What I Hate Most About Political Discourse...

..is when people attribute differences of opinion on policy issues to the other side "not caring."

I could cite a million examples a day but the one I will grab today is from Daniel Drezner and Kevin Drum.  They argue that people with establishment jobs just don't care about jobs for the little people.  Specifically Drum writes:

Dan Drezner points out today that in the latest poll from the Council on Foreign Relations, the opinions of foreign policy elites have converged quite a bit with the opinions of the general public. But among the top five items in the poll, there's still one big difference that sticks out like a fire alarm: ordinary people care about American jobs and elites don't. Funny how that works, isn't it?

Here are the specific poll results he sites.  Not that this is a foreign policy survey



The first thing to note is that respondents are being asked about top priorities, not what issues are important.  So it is possible, even likely, the people surveyed thought that domestic employment issues were important but not a priority for our foreign policy efforts.  Respondents would likely also have said that (say) protecting domestic free speech rights was not a foreign policy priority, but I bet they would still think that free speech was an important thing they care about.  The best analogy I can think of is if someone criticized a Phoenix mayoral candidate for not making Supreme Court Justice selection one of her top priorities.  Certainly the candidate might consider the identity of SCOTUS judges to be important, but she could reasonably argue that the Phoenix mayor doesn't have much leverage on that process and so it should not be a job-focus priority.

But the second thing to note is that there is an implied policy bias involved here.  The Left tends to take as a bedrock principle that activist and restrictive trade policy is sometimes (even often) necessary to protect American jobs.   On the other hand many folks, including me and perhaps a plurality of economists, believe that protectionist trade policy actually reduces total American employment and wealth, benefiting a few politically connected and visible industries at the expense of consumers and consumer industries (Bastiat's "unseen").  Because of the word "protecting", which pretty clearly seems to imply protectionist trade policy, many folks answering this survey who might consider employment and economic growth to be valid foreign policy priorities might still have ranked this one low because they don't agree with the protectionist / restrictionist trade theory.  Had the question said instead, say, "Improving American Economic Well-Being" my guess would be the survey results would have been higher.

Whichever the case, there is absolutely no basis for using this study to try to create yet another ad hominem attack out there in the political space.  People who disagree with you generally do not have evil motives, they likely have different assumptions about the nature of the problem and relevant policy solutions.  Treating them as bad-intentioned is the #1 tendency that drags down political discourse today.

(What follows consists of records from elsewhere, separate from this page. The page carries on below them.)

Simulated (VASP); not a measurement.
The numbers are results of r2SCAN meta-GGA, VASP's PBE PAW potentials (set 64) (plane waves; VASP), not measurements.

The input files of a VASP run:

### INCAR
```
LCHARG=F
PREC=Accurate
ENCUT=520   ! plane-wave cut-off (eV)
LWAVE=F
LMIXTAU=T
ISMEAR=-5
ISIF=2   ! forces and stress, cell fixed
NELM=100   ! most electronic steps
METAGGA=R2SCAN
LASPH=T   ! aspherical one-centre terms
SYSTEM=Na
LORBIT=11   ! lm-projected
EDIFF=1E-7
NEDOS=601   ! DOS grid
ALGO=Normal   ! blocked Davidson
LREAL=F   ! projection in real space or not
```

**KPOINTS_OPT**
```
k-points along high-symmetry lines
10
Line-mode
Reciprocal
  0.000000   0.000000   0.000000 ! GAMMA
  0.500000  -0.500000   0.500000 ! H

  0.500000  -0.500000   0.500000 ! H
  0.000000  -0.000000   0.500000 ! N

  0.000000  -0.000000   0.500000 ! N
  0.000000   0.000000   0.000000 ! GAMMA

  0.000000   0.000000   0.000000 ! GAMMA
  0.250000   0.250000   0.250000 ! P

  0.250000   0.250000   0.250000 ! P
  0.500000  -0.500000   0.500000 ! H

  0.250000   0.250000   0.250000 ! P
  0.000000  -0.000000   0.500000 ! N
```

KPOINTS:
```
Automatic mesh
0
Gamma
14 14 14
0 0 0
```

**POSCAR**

Postscript:  This is not an isolated problem of the Left, I just happened to see this one when I was thinking about the issue.  There likely is a Conservative site out there taking the drug policy number at the bottom and blogging something like "Obama state department doesn't care about kids dying of drug overdoses."  This of course would share all the same problems as Drum's statement, attributing the survey results to bad motives rather than a sincere policy difference (e.g. those of us who understand that drugs can be destructive but see the war on drugs and drug trafficking to be even more destructive).


  • Kevin Drum

    My post wasn't about the "other side." It was about the gulf between elites and everyone else. There's abundant evidence that elites, even fairly liberal elites, simply don't take seriously the concerns of low earners. It shows up in all sorts of places, from trade treaties to Social Security to unemployment. Honestly, I think it's a hard phenomenon to deny.

  • J Calvert

    Kevin Drum's comment here shows he still doesn't get the issue. Ascribing motive is a logical fallacy, and an indicator that the argument is factually weak. Changing the target, as Kevin does here, does not improve the argument.

    If Kevin wants to argue that trade policy could be adjusted to improve the wages of low income workers, then he should make his case using persuasive facts and logic. Instead he argues that "elites don't care about the poor as much as I do".

  • http://devilish-details.blogspot.com/ mesaeconoguy

    Gee, Kevin, I wonder if that might have something to do with the anti-capitalist class warfare narrative fire you and your fellow dimwit leftists have been furiously fanning for the past decade?

    Seems to have backfired a bit, now that your policies seem to have exacerbated the problem.

    And isn’t it hilarious that “the elites” now appear to be everyone on your team in DC? Everyone knows that what’s good for DC is good for America…..oh, wait


  • Gil G

    It can be argued nothing can be done to improve low-income workers. Either you are highly-productive or you are not. Until you learn how to get highly-productive skills then you will always be a low-wage worker. In other words, it's up to the individual to learn new skills and no one else's.